Any Man Who Won't Clean Is a Terrible Asshole (Or Old, or Both)

If you are a man in a relationship with someone (most likely a woman) who is fed up with you because you don't clean house at all, or as much, or don't do it competently, or have to be asked, or have to be yelled at, or have to, in ANY way, shape, or form, be spoken to like a misbehaving child or an egregious pet, then you are a terrible asshole. That's right, dudes. It's come to this.

Let's throw out some general situations real quick to answer anyone's immediate quibbles with what I've just written.

What if he isn't physically capable of cleaning because of disability or illness?

Jesus, of course, don't even talk to me about this.

What if she just likes to clean and he hates it and it's not gender but it's their personalities and everyone is fine with that?

Hey, whatever floats your Swiffer boat.

What if she wishes he would clean more but he just won't because it's just not his thing and he hates it, but instead they have extra money and they use that to pay someone so no one has to think about that shit?

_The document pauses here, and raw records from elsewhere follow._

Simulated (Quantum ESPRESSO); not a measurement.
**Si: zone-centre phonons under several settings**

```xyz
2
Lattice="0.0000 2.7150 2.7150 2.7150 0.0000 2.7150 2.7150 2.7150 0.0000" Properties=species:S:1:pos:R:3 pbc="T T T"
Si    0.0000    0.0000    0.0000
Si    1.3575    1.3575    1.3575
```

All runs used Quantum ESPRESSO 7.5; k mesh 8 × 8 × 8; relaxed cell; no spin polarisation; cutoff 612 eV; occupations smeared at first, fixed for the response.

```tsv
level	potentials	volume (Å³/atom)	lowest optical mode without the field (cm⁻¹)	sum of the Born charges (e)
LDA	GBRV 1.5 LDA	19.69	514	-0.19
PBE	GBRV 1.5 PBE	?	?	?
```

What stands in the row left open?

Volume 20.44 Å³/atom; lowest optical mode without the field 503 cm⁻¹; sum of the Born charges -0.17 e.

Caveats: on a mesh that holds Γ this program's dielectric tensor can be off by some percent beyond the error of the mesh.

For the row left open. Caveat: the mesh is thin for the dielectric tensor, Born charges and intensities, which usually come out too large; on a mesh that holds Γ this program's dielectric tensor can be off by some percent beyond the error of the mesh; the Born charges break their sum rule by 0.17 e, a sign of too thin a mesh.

Duh, if only we all had this answer.

What if he's just an older guy and he wasn't raised like men today and even though she hates that he won't clean, you just can't teach an old dog new tricks and stuff, but he's a great guy otherwise!

Old + asshole.

What if he's a young guy and he cleans more than his father but still not as much as she does because he just wasn't taught to and it's not his fault?

Asshole.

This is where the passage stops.